5th generation fighters prove that tech is king

Otto Kreisher
Nov 1, 2018 8:42 PM PDT
1 minute read
Aviation photo

SUMMARY

When a group of hot-shot fighter pilots praise computers over speed, it’s clear times have changed. Fifth generation aircraft, such as the F-22 Raptor and the F-35 Lightning II, aren’t just powerful — they’re exponentially superior tactical ma…

When a group of hot-shot fighter pilots praise computers over speed, it's clear times have changed. Fifth generation aircraft, such as the F-22 Raptor and the F-35 Lightning II, aren't just powerful — they're exponentially superior tactical machines.


When he first flew the F-22, Marine Corps Lt. Col. David Berke, who flew the Raptor as an Air Force exchange pilot and now flies the jump-jet F-35B, remarked, "I was enamored by just how powerful the airplane is … but [that's] the least important thing about the F-22."

The F-22 is a supercomputer with a fighter jet wrapped around it. (Photo from U.S. Air Force)

No pilot who flies a fifth generation fighter "will tell you that what's impressive is what's on the outside," Berke said during a Nov. 7 conference sponsored by the Air Force Association's Mitchell Institute for Aerospace Studies.

Although fourth generation fighter pilots might have felt a "need for speed", now information is what wins battles. In a high technology war, Berke suggests that the fastest airplane could be the first to die.

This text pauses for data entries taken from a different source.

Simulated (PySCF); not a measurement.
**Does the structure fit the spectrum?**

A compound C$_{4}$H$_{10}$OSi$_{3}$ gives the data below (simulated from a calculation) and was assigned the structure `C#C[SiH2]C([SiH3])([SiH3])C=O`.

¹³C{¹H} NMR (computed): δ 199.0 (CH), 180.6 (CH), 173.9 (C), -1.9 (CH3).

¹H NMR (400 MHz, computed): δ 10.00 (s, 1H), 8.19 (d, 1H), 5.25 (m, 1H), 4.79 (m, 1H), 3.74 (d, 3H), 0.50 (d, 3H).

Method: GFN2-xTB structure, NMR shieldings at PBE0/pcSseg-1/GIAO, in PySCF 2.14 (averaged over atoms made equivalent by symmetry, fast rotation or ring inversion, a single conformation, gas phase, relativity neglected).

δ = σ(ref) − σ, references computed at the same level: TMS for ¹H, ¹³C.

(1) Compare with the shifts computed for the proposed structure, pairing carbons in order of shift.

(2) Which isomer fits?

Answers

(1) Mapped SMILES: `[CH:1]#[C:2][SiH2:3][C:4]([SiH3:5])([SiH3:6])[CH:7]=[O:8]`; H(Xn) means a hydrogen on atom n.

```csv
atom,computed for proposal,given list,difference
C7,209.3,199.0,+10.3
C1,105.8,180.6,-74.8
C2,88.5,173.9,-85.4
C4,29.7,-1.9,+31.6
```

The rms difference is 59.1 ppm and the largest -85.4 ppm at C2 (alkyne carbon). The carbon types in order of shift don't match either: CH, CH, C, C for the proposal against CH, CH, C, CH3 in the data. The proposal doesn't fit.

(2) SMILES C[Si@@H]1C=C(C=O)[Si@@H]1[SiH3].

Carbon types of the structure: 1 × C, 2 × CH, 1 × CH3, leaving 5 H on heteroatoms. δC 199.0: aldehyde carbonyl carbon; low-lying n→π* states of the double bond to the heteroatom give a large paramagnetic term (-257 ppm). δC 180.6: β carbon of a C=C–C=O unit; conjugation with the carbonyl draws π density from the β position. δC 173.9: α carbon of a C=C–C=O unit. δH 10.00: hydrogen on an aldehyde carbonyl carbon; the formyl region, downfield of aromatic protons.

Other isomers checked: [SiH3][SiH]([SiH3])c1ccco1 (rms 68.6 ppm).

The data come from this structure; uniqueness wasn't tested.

Air Force Lt. Col. Scott Gunn said the F-35A that he now flies "is a lot of sensors and computers … a processing machine that has an aircraft wrapped around it."

Air Force Maj. David Deptula, who flew the F-22 in combat in Iraq and Syria, said what was "particularly useful" to U.S. and allied air forces was the Raptor's ability "to detect targets in the air and on the ground and distribute that information in near real time.

"With that information, you're enabling everybody else," he said.

As potential adversaries field more advanced defensive systems, Berke said a key question about new airframes is "how survivable they are, and how lethal." The information processing capabilities of fifth generation fighters "improves both of those, exponentially," he said.

And with their ability to share the information, the fifth generation planes also "make the fourth gen aircraft more survivable," he added.

Several of the pilots noted that the F-22 and F-35 not only collect massive amounts of data on the threats and other elements of the combat environment, they process the data and present it as crucial information that the pilot can use to make decisions.

An F-35C Lightning II on USS George Washington during F-35C Development Test III. (Photo from Lockheed Martin)

"The big thing is not so much the sensors on the airplane, it's the computers," Gunn said. Instead of the pilot having to devote a lot of effort operating the sensors and analyzing data, "the airplane is doing that. I'm the one who gets to make the decisions."

Major Andrew Stolee, an F-22 instructor at the Air Force Weapons School, said an increased speed of decision making is an important factor "in how we conduct air warfare. The biggest gain we get out of these airplanes is what they allow the human to do."

Although the F-22 currently has problems sharing its sensor information digitally with fourth generation aircraft, Gunn said the F-35 has a Link 16 system that allows it to share battlespace information with the older airframes.

"In a recent exercise," he said, "when the F-22s ran out of missiles the older fighters asked them to stay to help them find targets."

"Enabling all the fifth generation aircraft to share battlespace information with the older aircraft, which will make up most of the fighter forces for decades, is one of the major requirements for the future," said Maj. Gen. Glen VanHerck, commander of the Air Force Air Combat Center.

Another "bill to pay," VanHerck said, is the need to greatly improve the current air combat training ranges, which cannot adequately duplicate the integrated air defense threats the new fighters must be able to handle. "We're going to see a lot of our training in the virtual, simulated environment," he said.

With their unmatched technological advancements and superior aerodynamic designs, fifth generation fighters don't just exceed air domination capabilities--they define them.